DARRYL KNIGHT The Standard
NORTH DURHAM: Moving forward with their goal of reducing the country's $25.9 billion federal deficit by 2015, the Harper Conservatives presented a frugal federal budget last week.
Finance Minister Jim Flaherty presented the latest budget on Friday, March 21, featuring support for Ontario's struggling manufacturing sector, modest spending, cuts to government departments as well as a clampdown on tax evasion.
The most promising news for municipal leaders was likely the commitment from the Harper government to renew the Building Canada Fund, which will provide almost $14 billion to municipalities for the repair of transit systems, bridges and other infrastructure projects over the next ten years.
As well, with over one million Canadians currently unemployed, an expanded skills training initiative will rely on assistance from the province and employers.
Through the Canada Jobs Grant, the federal government will provide up to $5,000 for job training with the province and employers making matching contributions in an effort to upgrade the job skills of Canadians.
The program is not slated to begin until 2014, and will depend on successful negotiations between Ottawa and the provinces.
With Ontario's manufacturing industry still lagging, the new budget features spending aimed at easing the tough times faced by the industry in recent years, hopefully spurring new investment in industry.
The budget includes $920 million over the course of five years for the renewal of the Federal Economic Development Agency for Southern Ontario. Since 2009, almost 350 projects in Southern Ontario have received funding through the agency. There will also be $200 million allocated over the next five years through the Advanced Manufacturing Fund which aims to promote innovative product development or production methods in Ontario.

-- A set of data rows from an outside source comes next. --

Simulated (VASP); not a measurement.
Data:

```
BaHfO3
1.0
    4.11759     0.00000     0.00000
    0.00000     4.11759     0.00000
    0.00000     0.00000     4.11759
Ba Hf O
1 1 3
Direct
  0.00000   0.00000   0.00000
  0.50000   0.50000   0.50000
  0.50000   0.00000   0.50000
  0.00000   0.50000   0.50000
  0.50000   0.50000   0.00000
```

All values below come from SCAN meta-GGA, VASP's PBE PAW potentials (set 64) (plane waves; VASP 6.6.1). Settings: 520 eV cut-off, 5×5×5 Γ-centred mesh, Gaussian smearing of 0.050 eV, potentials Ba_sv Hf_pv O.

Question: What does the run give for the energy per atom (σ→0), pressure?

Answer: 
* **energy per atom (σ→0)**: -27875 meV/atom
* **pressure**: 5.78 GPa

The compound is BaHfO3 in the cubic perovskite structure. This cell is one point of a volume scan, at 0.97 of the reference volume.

There is also $1.4 billion in tax relief for manufacturers for the purchase of new equipment and machinery.
Durham MP Erin O'Toole lauded the budget's commitment to job creation as well as a balance between spending cuts and higher taxes.
"Despite a challenging global economy, Canada has the best job creation record among all G-7 countries and with this budget we are renewing our focus on job creation to build upon the 950,000 net new jobs since the end of the recession" O'Toole said in a press release. "This budget strikes a careful balance to create jobs and eliminate our deficit without raising taxes for families or seniors."
As well, the budget could mean some items may be available for less with international tariffs removed from items including baby clothing and sports equipment.
The government will look to close tax loopholes in an effort to boost government coffers. The new measure includes paying tipsters who report tax cheats.
Disabled, ill and aging veterans will benefit from a $1.9 billion investment in the Funeral and Burial Program, which is also known as the "Last Post Fund."
And, in a measure to provide better weather forecasting, Environment Canada will receive $248 million over the next five years to improve weather monitoring equipment across the country in an effort to provide more accurate and timely weather forecasts and warnings.
Since 2010, Conservatives have cut federal spending by $15 billion, with an eye towards a balanced budget by 2015, which should coincide with the next federal election.